Californians are counting on Gov. Jerry Brown to give final approval to a proposed new law that would end an ugly chapter in California's management of wildlife - ending the practice of "hounding" and sparing bears, bobcats and dogs the torment and abuse associated with it.
Last month, California legislature passed SB 1221 to outlaw this inhumane, unsporting and high-tech practice of using dogs to chase bears and bobcats, sending the terrified animals up trees to be shot at point-blank range, or subjecting them to long chases and attacks from the dogs who relentlessly pursue the quarry.
This straightforward bill would bring California's statutes in line with those of other states, including Colorado, Montana and Oregon, where the hunting culture long ago turned its back on such a primitive and unacceptable practice.
Adherents of hounding release as many as 20 dogs, often fitted with radio transmitters on their collars, to chase, attack and corner a panting animal with the hope of allowing the shooter a static target. There's no question that the final act of the hunt in which the hunter, following the signal emitting the hounds' collars, mocks the notion of sportsmanship or fair chase. It's more of a high-tech killing than it is a fair-chase hunt.
Spokesmen from the trophy hunting lobby claim that it's actually humane to shoot the cornered animal, since the hunter can just about guarantee a killing shot. That's the same, weak rationale for shooting any kind of animal in a fenced enclosure in a captive hunt, or any animal that is lured to bait.
But what's worse, in my mind, is the run-up to that final, pathetic act - that's the chase and every bad thing that can, and does, happen.
Hound hunters are allowed in the field with their dogs many months of the year, including much of the autumn. The fall is a critical time in the bears' annual lifecycle, where they feed constantly to build fat reserves for their long period of dormancy, or hibernation through the winter. But the houndsmen can chase the bears for hours on end, every day during the season, denying them time to feed and causing them to expend huge amounts of energy as they flee the dogs.
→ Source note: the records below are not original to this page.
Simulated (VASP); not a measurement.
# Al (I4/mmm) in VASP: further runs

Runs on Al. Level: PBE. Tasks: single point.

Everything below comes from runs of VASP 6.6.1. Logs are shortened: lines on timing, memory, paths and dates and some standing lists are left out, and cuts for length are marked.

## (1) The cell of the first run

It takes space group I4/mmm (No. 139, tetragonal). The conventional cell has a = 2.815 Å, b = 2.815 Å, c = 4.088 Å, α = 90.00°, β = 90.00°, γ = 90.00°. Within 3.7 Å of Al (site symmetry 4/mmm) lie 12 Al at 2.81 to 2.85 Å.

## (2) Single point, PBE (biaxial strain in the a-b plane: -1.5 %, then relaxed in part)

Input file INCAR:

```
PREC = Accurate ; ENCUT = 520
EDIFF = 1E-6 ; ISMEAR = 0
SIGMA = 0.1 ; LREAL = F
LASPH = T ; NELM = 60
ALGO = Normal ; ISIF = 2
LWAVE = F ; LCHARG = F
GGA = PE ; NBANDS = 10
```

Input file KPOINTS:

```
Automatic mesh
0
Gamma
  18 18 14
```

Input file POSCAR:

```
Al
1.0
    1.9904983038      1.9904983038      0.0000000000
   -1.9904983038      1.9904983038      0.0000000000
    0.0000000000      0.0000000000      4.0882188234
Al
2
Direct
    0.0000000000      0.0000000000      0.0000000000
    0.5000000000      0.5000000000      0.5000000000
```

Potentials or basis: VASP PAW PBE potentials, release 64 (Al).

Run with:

There are no time limits on how long a bear can be chased. Studies in professional wildlife management journals show that typical chases last for more than three hours, and sometimes go as long as 12 hours. The bears, with their large mass and heavy coats, overheat - and researchers note that this lengthy chase can even cause brain-stem damage. Bears can also become separated from their cubs during a lengthy chase that can cover miles.
After some period of being chased, the quarry will sometimes turn and fight the dogs. Just as dogfighting and cockfighting, this bloodsport deserves no state sanction. The bear may be bigger, but he or she can be overwhelmed by the sheer number of dogs turned loose and attacking him or her. And the poor bobcats can be torn to pieces by dogs.
Just about all of us, at one time or another, have felt fear when encountering an aggressive dog, even if it's just lasted for a minute. Put yourself in the position of a bear or bobcat. Imagine being chased and attacked by 20 dogs over a 12-hour period. What fear and anguish the creature must feel.
Is that not obviously and demonstrably inhumane?
Californians outlawed trophy hunting of mountain lions four decades ago, and they've affirmed that in two statewide votes, in part because packs of dogs were employed to chase and torment these noble animals. It's time to outlaw the hounding of bears and bobcats, too.
- Wayne Pacelle is the president and CEO of The Humane Society of the United States and the author of the bestselling book "The Bond: Our Kinship With Animals, Our Call to Defend Them."